On August 21, 2017, a total solar eclipse will arrive mid-morning on the coast of Oregon. The moon’s shadow will be about 70 miles wide, and it will race across the country faster than the speed of sound, exiting the eastern seaboard shortly before 3 p.m. local time. It has been dubbed the Great American Eclipse, and along most of its path, there live almost no black people.

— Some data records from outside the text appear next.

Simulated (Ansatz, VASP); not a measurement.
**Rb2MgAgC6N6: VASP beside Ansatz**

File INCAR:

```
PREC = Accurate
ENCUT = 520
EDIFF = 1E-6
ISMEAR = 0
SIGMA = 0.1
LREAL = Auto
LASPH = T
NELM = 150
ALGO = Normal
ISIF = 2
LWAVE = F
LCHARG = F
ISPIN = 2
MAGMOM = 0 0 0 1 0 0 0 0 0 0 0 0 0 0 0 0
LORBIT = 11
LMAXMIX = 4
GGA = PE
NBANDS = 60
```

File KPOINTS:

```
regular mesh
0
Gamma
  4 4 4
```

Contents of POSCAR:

Presumably, this is not explained by the implicit bias of the solar system. It is a matter of population density, and more specifically geographic variations in population density by race, for which the sun and the moon cannot be held responsible. Still, an eclipse chaser is always tempted to believe that the skies are relaying a message. At a moment of deep disagreement about the nation’s best path forward, here comes a giant round shadow, drawing a line either to cut the country in two or to unite it as one. Ancient peoples watched total eclipses with awe and often dread, seeing in the darkness omens of doom. The Great American Eclipse may or may not tell us anything about our future, but its peculiar path could remind us of something about our past—what it was we meant to be doing, and what we actually did along the way. And if it seems we need no reminding, consider this: We tend to backlight our history, and so run the risk of trying to recover a glory that never existed. When the light in August changes, watch carefully.

More:

In Iowa, unpopulated land will get about 30 seconds of darkness. The path will clip the northeast corner of Kansas, passing most notably over Leavenworth. Census.gov tells us that Leavenworth has a much greater population density than the state average, and its black population is almost double the percentage of black residents statewide. Census.gov doesn’t mention it, but Leavenworth is a prison town, hosting a few federal facilities as well as the Midwest Joint Regional Correctional Facility. Until her release earlier this year, Chelsea Manning was held in the U.S. Penitentiary, Leavenworth.

And:

The Great American Eclipse illuminates, or darkens, a land still segregated, a land still in search of equality, a land of people still trying to dominate each other. When the lovely glow of a backlight fades, history is relentless, just one damn fact after another, one damning fact after another.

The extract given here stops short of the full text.